This is a theme that I was articulating when designing BG’s Hive architecture. There’s a tension between ‘Thing Makers’ and ‘IoT Service providers’. To the former features drive sales, to the latter, device features mostly make the individual sensors/actuators harder to manage.

I don’t like the term ‘Digital Twin’ as used in industrial IoT, but I’m coming to think of it as a useful concept (at least in marketing terms) to help communicate the vision of monitoring / controlling the lived environment to the benefit of its occupants. Unfortunately, as you note, this moves the sales driver away from Thing Makers, which they’re likely to push back against.

However, much like the way that computers moved from proprietary to open standards as the realisation dawned that one firm can’t deliver all value propositions, I’m hopeful that the key systems usecases, including the abstraction of useful monitoring/control models will emerge.

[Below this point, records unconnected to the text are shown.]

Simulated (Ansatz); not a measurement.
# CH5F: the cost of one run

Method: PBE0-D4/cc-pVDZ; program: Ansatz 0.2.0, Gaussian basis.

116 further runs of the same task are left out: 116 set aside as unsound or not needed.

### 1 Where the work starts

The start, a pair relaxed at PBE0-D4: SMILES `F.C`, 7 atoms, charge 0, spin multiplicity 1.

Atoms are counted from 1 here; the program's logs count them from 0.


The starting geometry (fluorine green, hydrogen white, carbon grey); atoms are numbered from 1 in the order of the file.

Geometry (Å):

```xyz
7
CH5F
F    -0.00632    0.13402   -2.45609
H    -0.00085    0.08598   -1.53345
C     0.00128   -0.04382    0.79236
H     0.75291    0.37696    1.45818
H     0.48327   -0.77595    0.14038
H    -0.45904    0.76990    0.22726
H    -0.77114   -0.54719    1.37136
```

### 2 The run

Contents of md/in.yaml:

I fully agree with this. The people in control of Matter are aimed at one thing “Google/Alexa/Siri turn the light off”. Currently they don’t seem to care about any other aspects of the smart home. Matter in its current state is a downgrade from my Insteon system. A good example of this is skipping scenes support in Matter 1.0. Once you own a good smart home system you will understand that scenes are an essential part of it. But no scenes for Matter in 1.0.

Another huge problem with Matter 1.0 is that they don’t want to deal with switches on your wall. Everyone is so focused on “Google/Alexa/Siri turn the light off” it is like they have assumed people don’t use wall switches anymore. Personally I still use wall switches a LOT!

Another very customer unfriendly design decision — there is not “Replace Device” ability. If a device dies and you buy a new identical one you can’t just poke a “Replace Device” button in an app and have it assume the role of the dead device. Instead you have set it up all over again on each fabric. Related to this, there is not way to backup and restore all of your device settings.

Smart homes have been around 50 years. There was a point that any smart home item had a two dial code system developed by X10. They all worked together. You had to be locally present to interact, at least connected to the same local transformer. You had bulbs, plugs, switches, outlets and sensors. Z-wave came along and you still had the same bulbs, plugs, switches, outlets and Sensors. Same as Zigbee. All these protocols have interoperability built into the protocol even if not into the new app based controllers of the last 10 years.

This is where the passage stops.